The deficit that should concern us most right now has to do with time, not money. Money can be recouped. Time just disappears. And time is what Washington is wasting now on an utterly artificial crisis driven not by economics but by ideology, partisan interest and a word -- "sequester" -- that means nothing to most Americans.
Here is the most important thing about the battle raging in the capital over $85 billion in automatic spending cuts: Republicans are losing the argument but winning the war. The more time we spend on pointless disputes about budget cuts no one is expected to make anytime soon, the less we spend trying to solve the problems that confront us right now -- and, God forbid, thinking about the future.
Moreover, the 2012 election gave President Barack Obama new authority and energy. Republicans want to place as much distance between themselves and that election as they can. From their perspective, the more months we fritter away on dumb, fake emergencies, the better. As Mr. Obama's clout slowly diminishes, so will his ability to press his own priorities.
Voters hoped that by settling certain questions in 2012, they could push the politicians toward problem-solving. Some Republicans even want this to happen. But if gridlock retains its icy grip on government, the president ultimately will suffer because members of his constituency will be the most demoralized by the failure of their votes to change anything.
The confrontation over the sequester should be seen for what it is: a hangover from a time when a different political majority was temporarily ascendant.
In 2011, Mr. Obama was fighting for his political life. Republicans had just seized the House and cut into the Democrats' majority in the Senate. The debt-ceiling clash was the product of a victorious Tea Party that made slashing federal spending the only priority. The sequester was a temporary way out of the impasse that political moment created. Both sides agreed to a package of cuts in domestic and military spending assumed to be so unpalatable that eventually the parties would come to their senses and make a deal.

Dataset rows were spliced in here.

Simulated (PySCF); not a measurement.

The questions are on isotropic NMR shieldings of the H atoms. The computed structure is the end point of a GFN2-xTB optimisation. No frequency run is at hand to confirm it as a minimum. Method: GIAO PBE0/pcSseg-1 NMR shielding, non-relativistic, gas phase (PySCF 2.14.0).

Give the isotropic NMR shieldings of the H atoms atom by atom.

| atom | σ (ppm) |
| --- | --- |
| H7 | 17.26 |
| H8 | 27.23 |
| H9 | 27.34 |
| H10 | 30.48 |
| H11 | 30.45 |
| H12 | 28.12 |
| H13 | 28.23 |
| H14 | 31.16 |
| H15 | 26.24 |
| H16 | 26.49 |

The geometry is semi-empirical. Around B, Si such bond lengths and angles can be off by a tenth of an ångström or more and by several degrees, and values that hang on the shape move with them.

As a short-term measure, it was brilliant, particularly for the president. He got the debt-ceiling issue behind him and was free to wage a campaign in which he directly took on the Tea Party and defeated it. His party gained Senate seats, and Republicans held the House only by virtue of skewed congressional districts.
Now, the sequester is allowing the Tea Party's ghost to haunt Washington. It is as if the election never happened. We are back to the same deficit conversations we were having in 2010 and 2011. We are not pondering ways of helping the economy grow faster, or how we might reduce joblessness, or how we can usefully invest in the future. We are not discussing what to do about deepening economic inequality.
No, it's as if 2012 never happened. The return of Alan Simpson and Erskine Bowles to Washington's public stage this week was a reminder that we are trapped in the same old play with the same characters and the same themes.
President Obama has public opinion in his corner. His proposal to avoid the economic drag of the sequester with a reasonable amount of deficit reduction built on spending cuts and revenue-raising tax reform occupies the broad middle ground. The GOP could take a deal of this sort and declare victory, given all the cuts that have already passed.
But that is not the victory the Republicans seek. The sequester game is a contest in which their side wins simply by running out the clock, no matter what the score is. Thus, Mr. Obama can't just score points. He needs to figure out how to end the game so he can play the one he promised when he said his re-election could "break the fever" in Washington. Alas, it has not broken yet.